Thursday, 17 April 2014

The Secret River by Kate Grenville

Reviewer: Liza Perrat, author of Spirit of LostAngels and Wolfsangel (

What we thought: a thought-provoking story which subtly raises issues on class, ownership and power.

Australian author, and Orange Fiction prize-winner, Kate Grenville wanted to know what happened to one of her English ancestors when he arrived in New South Wales, early in the 19th century.
A poverty-stricken Thames River bargeman, Thornhill’s dire circumstances lead him to commit a crime for which he is transported to colonial New South Wales with his feisty wife, Sal, for the term of his natural life. Once emancipated, he seizes this opportunity to reinvent himself by becoming a trader and landowner, staking a claim on patch of ground by the Hawkesbury River, which, unbeknown to him, is Aboriginal land.

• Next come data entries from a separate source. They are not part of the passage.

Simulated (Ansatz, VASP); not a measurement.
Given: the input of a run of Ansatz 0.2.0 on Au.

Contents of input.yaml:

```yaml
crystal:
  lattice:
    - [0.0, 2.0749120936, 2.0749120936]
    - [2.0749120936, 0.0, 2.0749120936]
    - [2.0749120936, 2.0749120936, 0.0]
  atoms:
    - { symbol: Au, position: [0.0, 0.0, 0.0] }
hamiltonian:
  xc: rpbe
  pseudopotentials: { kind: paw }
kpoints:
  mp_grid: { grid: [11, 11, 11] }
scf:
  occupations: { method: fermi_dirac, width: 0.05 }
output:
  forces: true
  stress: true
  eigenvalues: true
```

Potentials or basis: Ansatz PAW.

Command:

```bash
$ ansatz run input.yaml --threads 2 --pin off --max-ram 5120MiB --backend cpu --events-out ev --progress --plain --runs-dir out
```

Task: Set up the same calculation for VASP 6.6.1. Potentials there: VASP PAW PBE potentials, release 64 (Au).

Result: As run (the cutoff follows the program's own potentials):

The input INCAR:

Whilst attempting to understand and exist peacefully alongside the natives, Thornhill, working hard for small gain in a hostile environment, gains our sympathy when the natives steal his crops. At the same time the author never lets us forget that this land, which the white man has stolen, belongs to the Aboriginals.

The undercurrent of tension with the natives begins as a murmur, gradually becoming palpable, until it is clear that conflict between Thornhill’s family and the Aboriginals is inevitable. The situation builds to a horrifying climax when William Thornhill is forced to make a difficult choice; a clash between one group of people who are desperate to own land, and another group for whom the concept of ownership is entirely foreign.

The author weighs the argument deftly, presenting the reader with the plight of both blacks and whites, with no aim of resolving the problem, but weaving a fine balance of empathy for both the Aboriginal population and the white settlers.

All moral dilemmas aside, this is also simply a good story: a man trying to carve a better life for himself and his family in brutal and unforgiving conditions.

You’ll enjoy this if you like: Fiction and non-fiction stories about early Australian settlers, and pioneer tales such as Peter Carey’s True History of the Kelly Gang.

Avoid if you don’t like: vivid depictions of the harsh and unforgiving colonial Australia.

Ideal accompaniments: roasted goanna with honey ants.